Monday, December 28, 2009

A Regulatory War

I've long been a critic of the way America has fought the war on terrorism since Bill Clinton was President because I don't think we've learned anything from the many terrorist attacks against America from the first strike against the World Trade Center to the recent attempted hijacking of a Northwest Airlines flight. It's almost like we don't take international terrorism seriously, as can be seen with Homeland Security Secretary Janet Napolitano's absurd statement about the prevented hijacking, "The system worked." Ms. Napolitano, if the system worked, why did it take two passengers to stop the terrorist?

It occurred to me today that we've been trying to fight the war on terrorism with legal remedies instead of actually fighting back. Let's say there's a terrorist attack where Silly String use was implied. Instead of trying to go after anyone who might use Silly String or something more dangerous, our response in recent years has been to attempt to regulate Silly String use by those who haven't ever used it for terrorist purposes. This hurts on two fronts. First, it unnecessarily burdens the law-abiding. Second, it doesn't even address the real problem, that being the people who would use various objects to commit acts of terrorism.

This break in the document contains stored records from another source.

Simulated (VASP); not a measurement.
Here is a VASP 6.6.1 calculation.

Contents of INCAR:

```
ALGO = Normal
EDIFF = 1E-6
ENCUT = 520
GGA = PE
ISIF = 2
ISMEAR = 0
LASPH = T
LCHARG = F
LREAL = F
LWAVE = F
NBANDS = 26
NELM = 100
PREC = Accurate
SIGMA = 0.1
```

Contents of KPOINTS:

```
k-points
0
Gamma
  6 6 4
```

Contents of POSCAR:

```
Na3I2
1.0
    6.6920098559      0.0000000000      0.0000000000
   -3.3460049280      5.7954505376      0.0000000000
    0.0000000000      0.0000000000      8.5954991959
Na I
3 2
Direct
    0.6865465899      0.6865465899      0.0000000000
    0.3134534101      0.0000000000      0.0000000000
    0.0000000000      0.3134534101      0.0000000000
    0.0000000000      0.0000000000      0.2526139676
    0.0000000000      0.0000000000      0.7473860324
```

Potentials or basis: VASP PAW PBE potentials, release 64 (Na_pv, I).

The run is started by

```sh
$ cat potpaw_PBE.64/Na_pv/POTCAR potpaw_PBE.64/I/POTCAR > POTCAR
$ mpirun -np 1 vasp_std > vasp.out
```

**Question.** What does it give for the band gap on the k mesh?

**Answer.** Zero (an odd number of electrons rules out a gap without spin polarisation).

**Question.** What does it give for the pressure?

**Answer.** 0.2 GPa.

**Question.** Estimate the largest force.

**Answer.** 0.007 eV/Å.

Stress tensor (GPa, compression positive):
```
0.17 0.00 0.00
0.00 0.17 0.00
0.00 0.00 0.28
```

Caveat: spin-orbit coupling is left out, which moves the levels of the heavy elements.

If this approach sounds familiar to you, it should, especially if you're a gun owner. The Left has used this same approach to try to curtail gun crimes, and as we've seen, it hasn't worked out very well. Regardless of the volume of gun laws on the books already, gun control advocates think there aren't enough and propose more. More laws that will be ignored by the criminals and adhered by the law-abiding.

Maybe it's me, but I have yet to find evidence of a terrorist attack thwarted by the threat of prosecution under the law. Yet, that hasn't stopped the government from thinking it was only a matter of time before it happens. Personally, I'm not holding my breath waiting for it to happen, nor am I holding my breath waiting for our government to realize the insanity of treating terrorism like a legal matter.